Note that if we set \varphi = \text{id} then k(x, y) = \langle \varphi(x), \varphi(y) \rangle = \langle x, y \rangle = x \cdot y, which gives us the SVM for linearly separable problems. Now, this problem can be expressed as a primal one and proceed with gradient descent as we did for the linear case. However, for some not precisely known reason the literature about SVMs has converged towards solving it as a Lagrangian dual and, as O. Chapelle (2007) argues, the primal one can provide many advantages. In both the primal and dual problem formulation \varphi is never directly computed, it is always used indirectly through the kernel function. So, to not diverge from literature I will present the dual problem which requires Quadratic Optimization instead of gradient descent.
To start we introduce the Lagrange primal which we want to minimize on w and b
\mathcal L_1(w, b, \alpha) = \lambda\frac{1}{2}||w||^2 - \sum_{i=1}^n \alpha_i (y_i(w^T\varphi(x_i) - b) - 1)
subject to \alpha_i \ge 0. This is not enough since we want to get rid of the \varphi. Thus we attempt to minimize on w and b to derive the dual:
\frac{\partial \mathcal L_1}{\partial w} = 0 = \lambda w - \sum_{i=1}^n \alpha_i y_i \varphi(x_i) \implies w = \sum_{i=1}^n \alpha_i y_i \varphi(x_i)
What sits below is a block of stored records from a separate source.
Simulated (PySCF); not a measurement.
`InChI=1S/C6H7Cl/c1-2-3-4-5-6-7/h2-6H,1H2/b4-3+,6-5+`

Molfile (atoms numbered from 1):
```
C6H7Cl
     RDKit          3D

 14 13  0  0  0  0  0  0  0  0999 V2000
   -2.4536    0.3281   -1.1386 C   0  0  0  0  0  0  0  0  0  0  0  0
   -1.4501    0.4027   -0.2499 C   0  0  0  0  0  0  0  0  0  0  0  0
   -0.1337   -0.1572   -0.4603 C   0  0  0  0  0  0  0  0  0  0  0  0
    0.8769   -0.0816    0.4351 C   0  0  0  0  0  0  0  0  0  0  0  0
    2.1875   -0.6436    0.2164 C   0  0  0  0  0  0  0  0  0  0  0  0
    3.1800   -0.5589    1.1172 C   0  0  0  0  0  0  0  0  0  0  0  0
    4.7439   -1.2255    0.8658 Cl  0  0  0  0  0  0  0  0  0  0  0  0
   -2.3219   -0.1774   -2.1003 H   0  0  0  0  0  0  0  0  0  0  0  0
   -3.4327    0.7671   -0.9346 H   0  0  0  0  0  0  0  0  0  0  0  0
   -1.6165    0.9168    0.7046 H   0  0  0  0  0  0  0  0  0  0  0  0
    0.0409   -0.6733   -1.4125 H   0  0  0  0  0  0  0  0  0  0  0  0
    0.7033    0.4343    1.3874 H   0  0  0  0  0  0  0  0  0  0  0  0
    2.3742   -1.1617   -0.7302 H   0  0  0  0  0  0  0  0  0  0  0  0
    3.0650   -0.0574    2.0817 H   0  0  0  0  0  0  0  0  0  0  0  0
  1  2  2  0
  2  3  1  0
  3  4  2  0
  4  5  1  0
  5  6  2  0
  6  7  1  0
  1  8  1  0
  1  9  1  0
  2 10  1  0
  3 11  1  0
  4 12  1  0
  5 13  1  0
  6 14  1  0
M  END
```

\frac{\partial \mathcal L_1}{\partial b} = 0 = -\sum_{i=1}^n \alpha_i y_i \implies \sum_{i=1}^n \alpha_i y_i = 0
Which yields the dual which has to be minimized as
\begin{aligned} \mathcal L_2(\alpha) &= \frac{1}{2}\sum_{i=1}^n\sum_{j=1}^n y_i \alpha_i \varphi(x_i) \cdot \varphi(x_j) y_j \alpha_j - \sum_{i=1}^n \alpha_i \\ &= \frac{1}{2}\sum_{i=1}^n\sum_{j=1}^n y_i \alpha_i k(x_i, x_j) y_j \alpha_j - \sum_{i=1}^n \alpha_i \\ \end{aligned}
Subject to \sum_{i=1}^n \alpha_i y_i = 0 and 0 \le \alpha_i \le \lambda^{-1}. To solve this one has to use quadratic optimization which is well beyond the scope of this document. A popular approach is the SMO algorithm (J. Platt 1998).
In the new space w can be expressed as the following linear combination, for c support vectors (ie. those with \alpha_i > 0):
w = \sum_{j=1}^c \alpha_j y_j \varphi(x_j)
And b can be computed from the support vectors as well:
\begin{aligned} b &= \frac{1}{n} \sum_{i=1}^n w\cdot\varphi(x_i) - y_i \\ &= \frac{1}{n} \sum_{i=1}^n \sum_{j=1}^c \alpha_j y_j k(x_j, x_i) - y_i \end{aligned}
Then we can return to our predictor function
\begin{aligned} p(x) &= \text{sign}(w \cdot \varphi(x) - b) \\ &= \text{sign}(\sum_{i=1}^c \alpha_i y_i \varphi(x_i) \cdot \varphi(x) - b) \\ &= \text{sign}(\sum_{i=1}^c \alpha_i y_i \langle \varphi(x_i), \varphi(x) \rangle - b) \\ &= \text{sign}(\sum_{i=1}^c \alpha_i y_i k(x_i, x) - b) \\ \end{aligned}
Many kernel function exist and can be used for different use cases. A common choice for a kernel function is the basis radial function, it has a single hyperparameter \gamma > 0:
\text{rbf}(x, y) = \exp(-\gamma||x - y||^2)
See non_linear_svm.jl for a practical implementation of a SVM with a \text{rbf} kernel trained on a non linearly separable dataset.
If the amount of classes is larger than 2, we can construct multiple SVM and treat them as a single larger SVM. There are many popular techniques for that, but here two most popular approaches will be mentioned. Let there be m classes.
In the case of one-versus-all the prediction function has to be reformulated unlike in the one-versus-one case. However, one-versus-one comes with a \binom{m}{2} = \mathcal O(m^2) quadratic amount of SVMs unlike the m = \mathcal O(m) linear one for one-versus-all. Thus the one-versus-one approach will scale horribly for larger values of m.
See multiclass_svm.jl for a practical implementation of a multiclass SVM using the one-versus-all approach.